Big Man is big and full of it. He sits down with each table as people start to eat and regales them with nonsense. He’s funny and particularly enjoys making light of race relations. Most of the people there were white, something we have not seen for awhile. Most restaurants/cafes, have been strictly segregated by race, though it is not obvious to strangers like us which color the establishment is until we are inside. We just play dumb, like we belong there. We do.

Big Man blends just the right amount of outrageousness and warmth that keeps white people coming back; several obvious regulars came in while we were there. His wife is a much younger, very lovely black woman who cooks and serves, and is just as sunny, though not so full of it as Big Man. Wish there were many more like them.

This is the first time either of us have ever been in Texas. I can’t wait to have my preconceptions trashed.

Next morning the bad thunderstorms had passed on and left us with a cool clear day, with a side wind. Can’t have everything.

The route took us west for awhile before returning to the beach; wide open country, conducive to wandering thoughts, living in the moment.

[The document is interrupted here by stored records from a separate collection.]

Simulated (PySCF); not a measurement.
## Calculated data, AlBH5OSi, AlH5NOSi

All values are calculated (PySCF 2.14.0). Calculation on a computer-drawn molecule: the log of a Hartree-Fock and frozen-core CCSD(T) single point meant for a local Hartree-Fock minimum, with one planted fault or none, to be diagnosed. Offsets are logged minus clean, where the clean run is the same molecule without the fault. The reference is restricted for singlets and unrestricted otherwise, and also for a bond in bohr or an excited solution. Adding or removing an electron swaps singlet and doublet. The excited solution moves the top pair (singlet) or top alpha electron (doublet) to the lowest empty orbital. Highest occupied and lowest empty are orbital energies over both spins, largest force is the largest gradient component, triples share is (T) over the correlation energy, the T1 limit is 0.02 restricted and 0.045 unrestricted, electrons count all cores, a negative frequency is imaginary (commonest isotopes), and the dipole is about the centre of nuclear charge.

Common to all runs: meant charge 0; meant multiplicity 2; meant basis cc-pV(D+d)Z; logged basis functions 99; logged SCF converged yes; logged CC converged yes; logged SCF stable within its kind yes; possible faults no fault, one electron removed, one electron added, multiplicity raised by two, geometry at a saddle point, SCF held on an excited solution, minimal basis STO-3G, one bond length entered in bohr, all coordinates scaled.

Sometimes I think I am coming to live too much in the moment on this trip. That night at our Crystal beach campground, I had to ask Claire what happened that day. Could not for the life of me remember what happened an hour before.

I just pedal and steer and embrace what comes through my senses, and hopefully store somewhere back there when I want to retrieve it.

With Claire’s help I remembered that we rode almost 70 miles again, and didn’t stop much. It is so hard to find camping that we just have to go hard until we find a place, and often it is just before sunset. What I miss is taking more time to talk to people. I knew the long nights and short days would be a challenge.

Today we did talk to a neat old man riding a very new three wheel bike. Says he rides it everywhere. Long gray beard, brown spittle beads catch the sun: ridin and spittin, spittin and ridin, don’t git no better’n at.

The land is less swampy here, with wide expanses of range land and larger herds of cattle. The sky does seem bigger already.

The strong cold-front that moved through in the morning, brought clearing, and the sun felt so good to us. There has been a lot of rain recently and we craved sun. We must be getting some though, the locals notice how brown we still are. We spend five or six hours riding every day; if there’s sun out here we get it.

There are lots of interesting birds to see here, but I am not too impressed with the Gulf itself. The water is muddy and even with strong winds, the waves are unimpressive. One of the shrimpers we had breakfast with said four foot waves were big for them. Maybe there will be aquamarine tropical seas further south.

It was cold during the night, high 30’s, unusual for here. Snuggle weather. We like snuggle weather, bundled in our happy little tent.

Imagine: your 35 square foot house is built for the night next to a palm tree and no Texas size mosquitoes got in, you’ve had a hot shower, washed your clothes for tomorrow at the same time, and they are drying on the picnic table, the sunset over the bay was beautiful and there is a cool but comfortable breeze, you’ve shared a dinner of pork-and-beans, sardines in hot chilies, corn chips and two tangerines across a garbage-bag tablecloth from your sweetheart. Now it is time for a Tootsie-Roll for dessert before your sweetie reads you to sleep; oh how good life can be.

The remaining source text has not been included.